I had planned for this week’s post to include part one of my latest short story. It seemed appropriate after last week’s erotica/writing sex post that I would show my own latest try at using sex as a literary device, but then last week Todd Akin happened. And then Steve King happened. Then I felt utterly, exhaustingly saddened. I felt anger and bewilderment and a cocktail of other emotions that in 2012, our elected government officials could make such destructive and dangerous statements about women and rape. I’m not alone (see Jezebel columnist Erin Gloria Ryan’s own post about the limit we all reach at some point on rape rhetoric: http://jezebel.com/5936679/rape-fatigue-and-you-when-theres-just-no-anger-left?tag=rape-rape).
I don’t have enough words to say to contribute to the political discussion over rape (the fact that we have to have political discussions about rape tends to stop me in my tracks). I’m not a political writer, but I am a female writer, so I want to do what little I can to join this conversation. In my own writing, I tend to veer away from overt sexual assault. In an undergraduate fiction writing workshop, I wrote a short story about a young woman who returned to her hometown and was raped by her ex-boyfriend. My professor (a woman, mind you) told me that the character wasn’t sympathetic or likeable enough and she didn’t really feel bad that my character was raped. I can’t remember the outcome of the story, the characters’ names, or its title, but I will always remember my professor implying that my character deserved her rape.
Just because I have at times shied away from this difficult topic in my own writing, doesn’t mean that we all should. I feel that as writers (or painters or musicians) female artists have a duty to contribute to this discussion. Because after a while, all the fighting turns into white noise and all we have left is our art. I tend to believe that creative writers tend to make the most powerful statements, as opposed to a faceless Twitter user shouting his or her opinions in all caps.
As I sifted through the news stories last week over the issues of “Legitimate Rape,” my mind continuously returned to Margaret Atwood’s powerful novel The Handmaid’s Tale. This is the kind of book I feel all women should read. It is incredibly hard to read because the dystopian future Atwood imagines doesn’t seem so far fetched, and that uneasy feeling that lingered on the periphery as I read through the book is hard to shake. This is why this novel is so powerful: because it takes all the discussions our country is having right now about women’s issues, rape, abortion, the war on women, and it ties them up and repackages them into a startling literary science fiction novel.
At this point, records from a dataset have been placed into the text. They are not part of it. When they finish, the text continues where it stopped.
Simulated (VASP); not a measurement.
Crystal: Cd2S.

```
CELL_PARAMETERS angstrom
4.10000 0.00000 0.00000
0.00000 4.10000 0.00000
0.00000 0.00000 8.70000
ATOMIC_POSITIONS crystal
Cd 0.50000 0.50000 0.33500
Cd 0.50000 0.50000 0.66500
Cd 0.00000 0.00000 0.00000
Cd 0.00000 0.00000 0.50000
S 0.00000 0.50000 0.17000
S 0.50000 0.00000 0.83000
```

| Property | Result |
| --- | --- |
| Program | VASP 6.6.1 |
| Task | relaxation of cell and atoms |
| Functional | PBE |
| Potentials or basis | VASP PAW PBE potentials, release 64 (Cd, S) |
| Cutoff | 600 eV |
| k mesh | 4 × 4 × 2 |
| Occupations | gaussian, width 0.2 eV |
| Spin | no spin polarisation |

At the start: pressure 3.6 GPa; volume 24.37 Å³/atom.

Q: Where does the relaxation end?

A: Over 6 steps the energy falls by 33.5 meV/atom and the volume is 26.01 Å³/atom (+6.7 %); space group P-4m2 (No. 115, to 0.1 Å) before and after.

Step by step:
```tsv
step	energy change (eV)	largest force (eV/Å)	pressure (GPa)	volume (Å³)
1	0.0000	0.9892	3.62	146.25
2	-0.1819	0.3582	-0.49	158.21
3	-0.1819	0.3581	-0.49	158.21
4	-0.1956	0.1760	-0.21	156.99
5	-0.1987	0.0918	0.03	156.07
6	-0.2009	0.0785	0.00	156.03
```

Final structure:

To summarize the plot: sometime in the near future, the U.S. government has been overthrown by a radical theocracy. Women are now entirely controlled by men. The main character Offred, as in “Of” plus “Fred” (newly named to show who owns her) lives as a handmaid, a sexual slave assigned to a couple for purposes of reproduction. The story follows Offred’s daily life with flashbacks detailing the initial government overthrow, Offred’s attempt to flee the U.S. with her husband and daughter, and her capture and time spent in a “re-education center’ that teaches women absolute obedience to men and the importance of childbearing. One of the most horrific scenes in the book (excruciatingly) details the sex act between Offred, Fred, and his wife. When I hear talk in the media about “Legitimate Rape” I imagine some kind of structured tier of the various types of rape and wonder where Offred’s violation would fall.
For a more recent writer’s response to the war on women, I look to Lidia Yuknavitch and her essay written for The Rumpus just last week (http://therumpus.net/2012/08/explicit-violence/). Yuknavitch
writes with unbelievable honesty, not just in this essay “Explicit Violence,” but in all of her writing. She shows great vulnerability and nakedness when she writes about sex (she is another good example of writers who use sex to advance plot and develop character). “Explicit Violence” is an especially difficult piece to read as it highlights the history of Yuknavitch’s own experiences of sexual assault. She is a damn brave writer to lay it all out there, and I can’t think of a more powerful way to combat the hateful rhetoric surrounding rape than to write something that so profoundly addresses the topic. What I found to be the most effective style choice in this essay is the repeated lists Yuknavitch makes of the objects involved or related to the acts of sexual violence she experienced (“Purple crayon. Coffee mug. Vodka. Underwear.”). They are like inventories of these experiences, the physical world and things we attach to physical or emotional trauma.
I don’t know what will happen in the future regarding our government’s views of women’s right or what new injustice the media will latch onto for the week. I only know that I will continue reading the news stories, no matter how disheartening they may be, but I will also remind myself that there are female (and male) writers contributing to the national conversation with their startling, impacting art. I will find solace in this.